This is a long comment:
As we all learn, Euclidean geometry was "discovered" and was the way, slowly, the observations of nature by mapping the earth with measurements developed, and the theory gave the possibility to predict distances and times of travel, in addition to a standard of calculating invariant areas of earth. It has been extremely useful.
Where is the mass of the earth in this theory? We know it is a local theory and the mass of the earth is irrelevant for the particular calculations.
BUT we know by observation that it is spherical geometry that really describes the surface of the earth. The axioms that relate the measurements to the mathematics used for predictions have to change to the axioms of spherical geometry. The mass of the earth is relevant only that it can be deduced that it should exist in order to get a spherical geometry.
With Newtonian gravity the mass of the earth is in the law, used to relate measurements to the mathematical theory, of $F=ma$, $F$ observed and in the observed acceleration induced by the mass.
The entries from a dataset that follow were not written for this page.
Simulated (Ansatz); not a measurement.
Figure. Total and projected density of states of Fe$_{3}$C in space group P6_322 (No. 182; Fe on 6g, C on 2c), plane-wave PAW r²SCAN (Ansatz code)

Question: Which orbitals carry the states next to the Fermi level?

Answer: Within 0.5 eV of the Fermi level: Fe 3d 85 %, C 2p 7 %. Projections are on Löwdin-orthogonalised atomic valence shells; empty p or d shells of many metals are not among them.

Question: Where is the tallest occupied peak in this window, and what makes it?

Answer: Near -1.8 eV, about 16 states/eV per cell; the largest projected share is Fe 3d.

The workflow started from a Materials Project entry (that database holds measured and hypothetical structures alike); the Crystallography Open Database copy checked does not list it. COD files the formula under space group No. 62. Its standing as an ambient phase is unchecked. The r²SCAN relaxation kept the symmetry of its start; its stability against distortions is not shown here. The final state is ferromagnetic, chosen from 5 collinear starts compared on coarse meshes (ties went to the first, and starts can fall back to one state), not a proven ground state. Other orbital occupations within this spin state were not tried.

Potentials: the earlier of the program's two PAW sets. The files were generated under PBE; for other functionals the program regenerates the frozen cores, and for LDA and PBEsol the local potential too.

With General Relativity what relates the mathematically possible infinity of functions to measurements of nature is the stress energy tensor and, instead of $F=ma$, it is Einstein's equation, relating the metric of space to the stress-energy tensor.
$$
G_{\mu\nu}+\Lambda g_{\mu\nu}=\frac{8\pi G}{c^2}T_{\mu\nu}
$$
See the link for the details
Instead of the simple measurable variables of $F$ and $a$ in the law of Newtonian gravitation, there are complicated mathematical expressions on both sides. This means that there exists a great number of mathematical possibilities to both sides, depending on what one is interested to study. The answer here says that for a specific left side there exist locally consistent solutions to the right side, where the masses and energies involved do not appear, in the way that the mass of the earth is not even imagined in Euclidean geometry.